Barchi began his address by illustrating the difference between free speech and harassment, saying that placing “a swastika on the side of a building on campus” would not be a violation of the First Amendment, even if it might breach university policies against vandalism.
His argument drew an objection from a woman in the crowd, who said to applause, “it is not free speech.”
“If you take that swastika and put it on the door of a dormitory, that’s not protected,” Barchi argued in return, “but if it is a general building on the university, by first amendment rights, it’s protected.”
He went on to acknowledge the ongoing controversies surrounding Chikindas, Puar, and Adi, noting that “the one thing that is common to all of these is that they were all brought forward by The Algemeiner.”
Barchi called The Algemeiner — a newspaper in circulation for over 40 years — “a blog out of New York, which is the follow-on to what was a Yiddish-language newspaper that folded 10 years ago. They are the ones that have researched each one of these stories that have been picked up elsewhere.”

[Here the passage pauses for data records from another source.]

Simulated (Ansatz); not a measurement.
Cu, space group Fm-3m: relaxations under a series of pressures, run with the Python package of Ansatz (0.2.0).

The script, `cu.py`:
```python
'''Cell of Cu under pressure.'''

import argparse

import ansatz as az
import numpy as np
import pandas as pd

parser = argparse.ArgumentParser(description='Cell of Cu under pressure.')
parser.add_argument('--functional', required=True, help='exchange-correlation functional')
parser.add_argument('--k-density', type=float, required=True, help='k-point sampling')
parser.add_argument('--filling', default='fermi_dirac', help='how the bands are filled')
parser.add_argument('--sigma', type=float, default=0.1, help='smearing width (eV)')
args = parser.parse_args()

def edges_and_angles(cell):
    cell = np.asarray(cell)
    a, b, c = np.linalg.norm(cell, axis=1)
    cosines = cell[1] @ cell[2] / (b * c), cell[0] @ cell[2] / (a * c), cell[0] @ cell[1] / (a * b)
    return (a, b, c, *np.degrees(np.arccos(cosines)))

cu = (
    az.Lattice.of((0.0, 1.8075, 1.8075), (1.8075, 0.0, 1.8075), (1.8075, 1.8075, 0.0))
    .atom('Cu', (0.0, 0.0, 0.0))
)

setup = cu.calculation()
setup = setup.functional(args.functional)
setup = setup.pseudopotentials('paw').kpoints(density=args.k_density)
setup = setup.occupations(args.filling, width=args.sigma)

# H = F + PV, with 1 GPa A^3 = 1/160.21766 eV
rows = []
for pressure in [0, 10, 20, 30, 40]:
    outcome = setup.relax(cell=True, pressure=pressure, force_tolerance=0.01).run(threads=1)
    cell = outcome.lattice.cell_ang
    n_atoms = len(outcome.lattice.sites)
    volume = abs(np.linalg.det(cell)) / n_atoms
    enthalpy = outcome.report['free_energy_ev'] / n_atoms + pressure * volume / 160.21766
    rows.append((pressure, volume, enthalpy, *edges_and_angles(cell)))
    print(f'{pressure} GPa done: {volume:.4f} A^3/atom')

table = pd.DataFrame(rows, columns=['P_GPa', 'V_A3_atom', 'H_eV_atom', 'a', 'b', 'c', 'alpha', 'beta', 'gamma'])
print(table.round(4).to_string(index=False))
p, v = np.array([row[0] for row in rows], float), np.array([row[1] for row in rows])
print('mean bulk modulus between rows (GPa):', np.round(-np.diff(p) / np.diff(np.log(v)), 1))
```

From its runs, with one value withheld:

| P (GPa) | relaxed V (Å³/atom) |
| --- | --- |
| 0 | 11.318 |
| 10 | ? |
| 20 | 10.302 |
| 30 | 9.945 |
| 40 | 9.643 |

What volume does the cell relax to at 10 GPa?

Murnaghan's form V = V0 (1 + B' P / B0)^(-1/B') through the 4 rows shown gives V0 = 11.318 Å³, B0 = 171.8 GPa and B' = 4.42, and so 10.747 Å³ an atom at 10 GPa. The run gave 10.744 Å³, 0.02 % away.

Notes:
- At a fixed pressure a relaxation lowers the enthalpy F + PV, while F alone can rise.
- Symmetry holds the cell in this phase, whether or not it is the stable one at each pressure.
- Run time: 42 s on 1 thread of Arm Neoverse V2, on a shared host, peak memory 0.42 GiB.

The Algemeiner’s print edition — which features English and Yiddish-language articles — has never gone out of business. Moreover, while The Algemeiner was the first to interview Chikindas, his postings were initially exposed by the Israellycool blog.
Barchi acknowledged that Chikindas — who described Judaism as “the most racist religion in the world” — made “crude jokes about Israel, Judaism, women, homosexuality, a whole lot of things which most of us would find repugnant.”
“On the other hand, they are also things that are covered by his First Amendment right to free speech,” the president argued. “You may not like what the guy says, but you have to like the fact that he can say it.”
Barchi said that his administration confirmed “with the state’s attorney and with our legal scholars” that Chikindas’ postings are constitutionally protected, “so there’s nothing there that is actionable.”
He added that the university is investigating whether Chikindas’ postings “create an environment in his work that would compromise his ability to teach or do research.”
“That investigation is done independently, it will conclude shortly and we’ll decide what if anything we need to do from there,” Barchi explained. “But I can tell you that up until this point, his teaching record is actually very strong.”
Barchi also defended Puar’s academic freedom, calling her “a well-respected scholar.”
At a 2016 talk, Puar expressed support for “armed resistance in Palestine” and repeated allegations that the bodies of “young Palestinian men … were mined for organs for scientific research,” according to a transcript provided by the alumni group Fairness To Israel.
In a 2015 essay, she also wrote that “Palestinian trauma is overshadowed” because “Israel in particular and Jewish populations in general have thoroughly hijacked the discourse of trauma through exceptionalizing Holocaust victimization.”
Puar’s latest work — The Right to Maim — contends that the Israeli military rejects a shoot-to-kill policy not out of humanitarian concern, but a desire to keep “Palestinian populations as perpetually debilitated, and yet alive, in order to control them.”
The book, Barchi said, “was reviewed independently by scholars around the country. It was then accepted for publication by the Duke University Press, which is a very prominent scholarly press, and published. It’s a piece of scholarly work.”
“Once again, you may not like it, but it’s protected by academic freedom, absolutely, 100 percent,” he emphasized.
Barchi adopted a similar outlook when speaking of Adi, who joined Rutgers shortly after serving as a legal adviser and diplomat at the Syrian mission to the United Nations in New York between 2007 and 2014.
“Issues have been raised about the fact that he did, in the past, work for the [Syrian] government as a diplomat,” Barchi noted, adding that Adi’s history was “well-known to us and well-known to the people who employed him.”
Barchi said that Adi “changed his directions,” and “has not said or done anything in his academic life here that would be actionable.” He did not acknowledge reports by a former student of Adi’s who told The Algemeiner — on condition of anonymity — that Adi defended Palestinian terrorism in class as a legitimate form of “resistance” to Israeli “occupation.”
“We are faced with the difficult challenge to thread the needle on free speech and academic freedom,” Barchi observed. “I just ask you to keep in mind when you hear things and those things get picked up by another newspaper, there is very often a back-story to it.”
“Trace it back to where it’s coming from and ask why is it coming from there and what’s going on,” he claimed, “and you may often get a little different perspective on those happenings.”
Rabbi Yosef Carlebach, who heads Rutgers’ Chabad House, told The Algemeiner earlier this month that while Rutgers is generally a friendly place for Jewish students and faculty, over the years administrators were “going to use the freedom of expression line to give license to absolute wrong.”
The Jewish campus group Rutgers Hillel similarly said last week that while they “certainly believe in free speech and academic freedom,” they were concerned that Chikindas, Puar and Adi each “gives voice to traditional racist, anti-Jewish tropes.”
The “hiring of such professors has brought national shame and embarrassment to our university, with negative media coverage across the spectrum, from NPR to Fox News,” Hillel added. “It contributes to a feeling among many that universities, as a whole, have lost their moral compass.”